Tory MPs are at Latimer House Conference Centre in Buckinghamshire today and tomorrow for discussion on the party's progress. It's a beautiful venue and one night's accommodation and food is costing each Tory MP £140 (they are paying for it themselves). My three reporters from inside the retreat (all MPs from different parts of the Tory coalition) report a very good turnout from the parliamentary party. Much better, apparently, than any previous of these "bonding retreats".
This morning the MPs were given presentations on polling and focus group research from David Cameron, Michael Ashcroft, Oliver Letwin and George Bridges. The overall message is that the party is changing so that it earns permission to speak to the electorate about Britain's long-term challenges. The presenters made it clear that Project Cameron was still a 'work in progress'. The fact that voters are "confused" was repeated again and again. Voters like David Cameron, the negative attitudes to the party are melting and most believe that the party is in a process of change. The public remains to be convinced, however, that the party has genuinely changed and the Tory leadership's mantra of "deeper, wider and faster" change was commended to the MPs as the appropriate response to these findings.
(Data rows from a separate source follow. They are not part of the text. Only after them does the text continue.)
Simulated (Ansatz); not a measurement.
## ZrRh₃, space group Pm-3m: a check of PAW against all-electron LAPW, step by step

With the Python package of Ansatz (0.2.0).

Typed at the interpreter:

The one significant area of controversy was tax. John Redwood and Edward Leigh tackled George Osborne on opinion poll findings that the public only had a very limited appetite for tax relief. 'Shouldn't we be attempting to mould public opinion and not just follow it?' was the challenge to the Shadow Chancellor and noisy murmurings of support were heard from the assembled parliamentarians. George Osborne responded by inviting ideas on how to capitalise on public anger at government wastefulness.
For the rest of the day the MPs are attending workshops on campaigning and will later be addressed by a panel of journalists including Spectator editor Matthew d'Ancona. Sadly the bloggers were not invited!
William Hague will address MPs tomorrow morning.